Yet another day of introspecting has gone by and a new realization has dawned upon me (yes, how wonderful!). I've been in a state of unrest because I've been constantly thinking about what I should be getting when I should be thinking about giving. My focus has been too much on my self and my interests, just too much of me and I'm quite sick of myself. When I think about the happy times in my life, they are moments when I have completely lost myself in an activity. The problem now is that I think only about what I should get instead of doing what I should do.
I live in a country where 400 million people live on less that a dollar a day, millions go starving, few have a roof over their heads, fewer have any access to sanitation and even fewer have access to education. I have all of this and more, yet all I can think of is 'How can I get more?' Honestly, I'm ashamed of myself and my attitude.
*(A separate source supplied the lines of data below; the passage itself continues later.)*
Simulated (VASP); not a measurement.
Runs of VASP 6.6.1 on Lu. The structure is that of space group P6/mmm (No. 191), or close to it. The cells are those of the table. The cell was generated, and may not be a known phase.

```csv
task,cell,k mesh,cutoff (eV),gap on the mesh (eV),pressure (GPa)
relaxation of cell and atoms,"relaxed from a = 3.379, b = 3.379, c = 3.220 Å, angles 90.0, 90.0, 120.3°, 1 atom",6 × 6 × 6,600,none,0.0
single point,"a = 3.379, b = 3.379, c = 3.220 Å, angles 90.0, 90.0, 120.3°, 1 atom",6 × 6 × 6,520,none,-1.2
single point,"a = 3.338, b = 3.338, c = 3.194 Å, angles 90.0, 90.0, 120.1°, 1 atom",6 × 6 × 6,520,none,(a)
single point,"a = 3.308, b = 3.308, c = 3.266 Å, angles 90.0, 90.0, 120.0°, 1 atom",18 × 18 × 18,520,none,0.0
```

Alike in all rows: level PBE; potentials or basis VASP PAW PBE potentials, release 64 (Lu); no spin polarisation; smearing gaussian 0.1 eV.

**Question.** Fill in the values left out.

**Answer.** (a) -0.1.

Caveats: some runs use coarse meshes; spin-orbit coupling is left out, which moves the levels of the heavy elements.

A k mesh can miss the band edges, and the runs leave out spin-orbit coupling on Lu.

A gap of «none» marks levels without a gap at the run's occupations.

Last night, I was reading the June issue of Reader's Digest. There was an article on Halle Berry's role in the rehabilitation of people suffering from diabetes and how giving has changed her life. That's what got me thinking about all this. That's why, it is a time for change, a time for a change in attitude, a time for renewal.
A beautiful quote I read yesterday goes like this, "To whom much is given, much is expected."
I'm not saying I'm going to be the next Mother Teresa or anything (actually I can't, I'm male) and be elevated to sainthood, but I'd like to do my bit and shake off this obsession with my self.